TV Classics: The Lucy Show

The Lucy Show:

USA 1962-68, six seasons, 156 episodes 30 minutes each, CBS, black & white (first season) and color (seasons 2 through 6). Narrated by: Roy Rowan, Cast: Lucille Ball, Vivian Vance, Gale Gordon, Mary Jane Croft, Candy Moore, Ralph Hart, Jimmy Garrett, Dick Martin.

Plot summary: Lucy Carmichael, a widowed mother of two, lives with her divorcée friend Vivian Bagley and her son. Together, they master they ups and downs of everyday life, including money troubles and men.

Review:  In loving memory of a comedienne who has remained popular for many decades on television until today, I have decided to have a look at her first show without Desi Arnaz, The Lucy Show, which is available on DVD (some of you may be pleased to know).
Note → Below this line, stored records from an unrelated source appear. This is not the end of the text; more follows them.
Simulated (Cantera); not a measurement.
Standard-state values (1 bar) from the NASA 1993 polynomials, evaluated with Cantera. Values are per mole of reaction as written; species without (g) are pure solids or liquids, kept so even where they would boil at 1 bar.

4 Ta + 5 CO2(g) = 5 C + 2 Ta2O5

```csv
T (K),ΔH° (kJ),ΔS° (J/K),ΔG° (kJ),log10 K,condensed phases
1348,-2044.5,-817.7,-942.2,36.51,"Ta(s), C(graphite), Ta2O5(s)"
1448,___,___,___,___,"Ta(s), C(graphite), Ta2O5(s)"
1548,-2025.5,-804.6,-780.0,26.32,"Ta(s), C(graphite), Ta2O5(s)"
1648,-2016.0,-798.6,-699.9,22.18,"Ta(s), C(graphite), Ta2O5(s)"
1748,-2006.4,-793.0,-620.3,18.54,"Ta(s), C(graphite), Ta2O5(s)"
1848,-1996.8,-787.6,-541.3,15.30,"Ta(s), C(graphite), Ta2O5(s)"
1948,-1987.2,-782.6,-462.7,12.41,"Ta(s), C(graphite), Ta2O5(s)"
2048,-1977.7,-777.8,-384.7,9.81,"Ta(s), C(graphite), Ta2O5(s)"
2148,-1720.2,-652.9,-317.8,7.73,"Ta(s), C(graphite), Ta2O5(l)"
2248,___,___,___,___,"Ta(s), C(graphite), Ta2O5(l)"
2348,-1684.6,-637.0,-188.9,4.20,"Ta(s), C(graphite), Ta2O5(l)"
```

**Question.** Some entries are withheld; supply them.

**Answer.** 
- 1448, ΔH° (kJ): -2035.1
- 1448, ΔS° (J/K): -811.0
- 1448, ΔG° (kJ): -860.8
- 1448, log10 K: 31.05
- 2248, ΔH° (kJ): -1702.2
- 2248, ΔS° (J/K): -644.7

Two years after the completion of  The Lucy-and-Desi Comedy Hour in 1960, Lucille Ball returned to playing another incarnation of her famous Lucy character on CBS. Starting out in black-and-white and insisting on her original I Love Lucy time slot on Monday nights, Ms. Ball and her network did not expect this new show to last longer than a season. Reunited with co-star Vivian Vance from her previous hit show, the new format, however, was instantly embraced by her audience as well as by the industry, which rewarded her with an Emmy Award nomination for Outstanding Continued Performance by an Actress in a Series (Lead). The sitcom would go on to pick up six additional nominations and two acting wins for Ball.

Starting out as a widowed mother of two, the new Lucy lived with her best friend Vivian, TV’s first divorcée mother, and had to face the challenges of everyday life as a single parent. Undergoing many changes in casting and plot throughout its six successful seasons, The Lucy Show proved to be a steady favorite on CBS and featured guest stars such as Ann Sothern, Wayne Newton, George Burns, Jack Benny, and many more. Shot in color from its second season on but broadcast in black-and-white until 1965, the show also did well in ratings until Ball bowed out of her own show after selling Desilu Productions. She moved on to star in Here’s Lucy on CBS for another six years, a show her new production company, Lucille Ball Production,s owned the rights to, and thus continued the tradition of the comedienne having control over her own program.

Melanie Simone is a writer with a degree in American Studies and English. On Talking Classics she savors her love for vintage Hollywood.